Suppose I intend to run the total of 1,000,000 threads. I have 1D blocks, blockDim = 512. This will yield gridDim = 1954.
Now, each block allocates 1K of shared memory. I have 14 SMs. Since the limit for my GPU is 48K per SM, with this many blocks, it is conceivable that 139 may be allocated per SM, meaning that I may end up violating the max shared memory limitation.
Is this conclusion correct? Or are there other factors I am not taking into account?
There are other factors you’re not taking into account.
Each SM has a limit on the number of threadblocks (lower than 139) that can be resident as well as a limit on the number of threads that can be resident (usually 1536 or 2048, depending on GPU). So the thread limitation would prevent more than 3-4 of your 512-thread threadblocks from being resident on an SM at any given time. New threadblocks would not become resident until previous ones had finished, and released their shared memory allocation. So given your scenario it appears that no more than 4K out of 48K of shared memory would be in use on any SM at any given time.

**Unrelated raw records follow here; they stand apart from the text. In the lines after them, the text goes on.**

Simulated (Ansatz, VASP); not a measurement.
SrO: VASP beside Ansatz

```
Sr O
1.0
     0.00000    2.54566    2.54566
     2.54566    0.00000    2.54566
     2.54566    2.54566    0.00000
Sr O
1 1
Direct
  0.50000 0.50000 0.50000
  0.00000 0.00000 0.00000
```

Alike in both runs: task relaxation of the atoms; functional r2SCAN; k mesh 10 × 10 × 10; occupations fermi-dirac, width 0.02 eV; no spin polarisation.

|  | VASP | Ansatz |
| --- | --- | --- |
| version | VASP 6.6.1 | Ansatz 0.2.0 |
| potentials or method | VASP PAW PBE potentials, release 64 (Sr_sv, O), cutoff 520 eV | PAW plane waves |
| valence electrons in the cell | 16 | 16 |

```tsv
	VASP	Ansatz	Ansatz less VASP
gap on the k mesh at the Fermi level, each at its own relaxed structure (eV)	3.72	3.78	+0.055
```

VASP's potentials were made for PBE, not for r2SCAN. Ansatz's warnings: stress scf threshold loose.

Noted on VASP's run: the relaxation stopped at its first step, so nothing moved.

Furthermore, threadblocks are not issued to SMs until there are sufficient resources of all types necessary to support that threadblock. So even if your threadblocks were using, say, 32KB of shared memory, that just means that shared memory would become the limiting factor, and no more than 1-3 threadblocks would be resident on an SM, at any given time, due to shared memory resource limits.
Ok. This clarifies it. Thank you very much.